Thursday, October 20, 2016

Reality show’s final episode

I watched the final debate, mostly thinking to myself how wonderful it was that it WAS the final debate. None of them were worth it, though the final one at least had a bit more policy. That Donald lost all three is clear, but his performance tonight disqualifies him from being president, and I sincerely hope he loses in a landslide.

The chart with this post is from Five Thirty Eight, and shows how often Donald interrupted Hillary Clinton in each of the three debates. His boorish and spoiled-brat behaviour is part of the reason he lost the debates, but the bigger story is his performance tonight, as he broke with American tradition of peaceful, constitutional transfer of power.

In the debate, Donald flat out refused to state that he would accept the result of the election, which Hillary Clinton accurately described as “horrifying”. Donald was thumbing his nose at a fundamental concept of American democracy, namely, that elections are fought hard, then when the winner is known, everyone moves on. Will Donald do that? "I will tell you at the time. I'll keep you in suspense," he smirked.

In the debate, Hillary Clinton accurately pointed out that every time Donald loses, he says the system is “rigged” against him. He routinely blames everyone under the sun EXCEPT himself. This doesn’t mean much when he’s merely complaining about not being nominated for an Emmy, but the game he’s playing now is dangerous and unprecedented: He’s riling up his most frothing fans to turn violent if he loses the election. There’s a word for that: Sedition, and it’s beneath contempt for the presidential nominee of a major party to be fomenting and encouraging seditious violence.

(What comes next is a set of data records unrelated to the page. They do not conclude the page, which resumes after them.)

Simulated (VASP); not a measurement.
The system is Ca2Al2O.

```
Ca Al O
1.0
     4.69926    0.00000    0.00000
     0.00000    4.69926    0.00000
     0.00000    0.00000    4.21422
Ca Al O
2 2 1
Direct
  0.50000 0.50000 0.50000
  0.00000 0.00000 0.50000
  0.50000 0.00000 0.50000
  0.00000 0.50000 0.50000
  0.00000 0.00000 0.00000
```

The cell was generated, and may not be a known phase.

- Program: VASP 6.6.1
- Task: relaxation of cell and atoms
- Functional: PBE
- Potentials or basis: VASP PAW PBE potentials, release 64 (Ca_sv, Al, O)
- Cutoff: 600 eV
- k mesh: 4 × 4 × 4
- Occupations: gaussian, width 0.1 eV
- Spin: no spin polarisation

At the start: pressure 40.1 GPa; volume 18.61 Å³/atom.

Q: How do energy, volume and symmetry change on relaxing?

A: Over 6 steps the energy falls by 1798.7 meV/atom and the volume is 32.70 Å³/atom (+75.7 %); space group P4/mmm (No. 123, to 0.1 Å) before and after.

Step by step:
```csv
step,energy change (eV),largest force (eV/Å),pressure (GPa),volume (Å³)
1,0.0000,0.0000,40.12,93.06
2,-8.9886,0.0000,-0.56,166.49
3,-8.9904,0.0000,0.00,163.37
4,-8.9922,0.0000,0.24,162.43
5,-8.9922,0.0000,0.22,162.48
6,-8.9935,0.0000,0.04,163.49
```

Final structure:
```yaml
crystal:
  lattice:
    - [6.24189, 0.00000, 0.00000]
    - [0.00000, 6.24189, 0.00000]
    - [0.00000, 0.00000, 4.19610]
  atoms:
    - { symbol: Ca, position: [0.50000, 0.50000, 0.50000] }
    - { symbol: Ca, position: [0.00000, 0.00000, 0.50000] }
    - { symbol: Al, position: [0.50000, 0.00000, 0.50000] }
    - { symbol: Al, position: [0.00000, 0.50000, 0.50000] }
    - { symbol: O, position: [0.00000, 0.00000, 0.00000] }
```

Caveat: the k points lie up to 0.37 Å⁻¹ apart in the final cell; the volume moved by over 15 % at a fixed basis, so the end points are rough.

I thought the essence of Donald’s disgusting remark was best summed up by a Kiwi:

After the debate, I braved watched the CNN discussion, and the paid shills for Donald kept bringing up the 2000 election, and that Gore conceded then un-conceded. But there’s a HUGE problem with their attempt at distraction: 537 votes. That’s how many votes Al Gore ultimately “lost” Florida by, and when that state’s result went to a mandatory recount, the winner was undetermined. Ultimately, of course, the US Supreme Court stopped the recount and installed George Bush 2 as president, but ALL of that was because the election was so close that whoever won Florida would be president.

Obviously the shills for Donald all knew that, and they understand what 2000 was really all about, but they kept trying to use it to pretend there’s some sort of double standard. There isn’t. Had either Gore or Bush been asked in a debate if they’d accept the election result, both of them would have unhesitatingly said yes, they would. Donald failed that very, very simple test.

I’m glad the debates are over. It means I no longer have to look at Donald saying stupid, offensive and dangerous things for more than a brief soundbite in New Zealand’s evening news—in other words, not much at all. This is a very good thing.

The less the world hears from Donald in the years ahead, the better off we’ll all be. With some luck and a whole lot of determination, three weeks from now we won’t ever have to hear from him again.


rogerogreen said...

My daughter watched the whole thing, and my wife was listening, but there was a point where the three of them were talking simultaneously that I just gave up.

Arthur Schenck (AmeriNZ) said...

I watched all three with my iPad, so I could read Tweets when the debate got too cacophonous. (which is how I noticed the one I included in the post).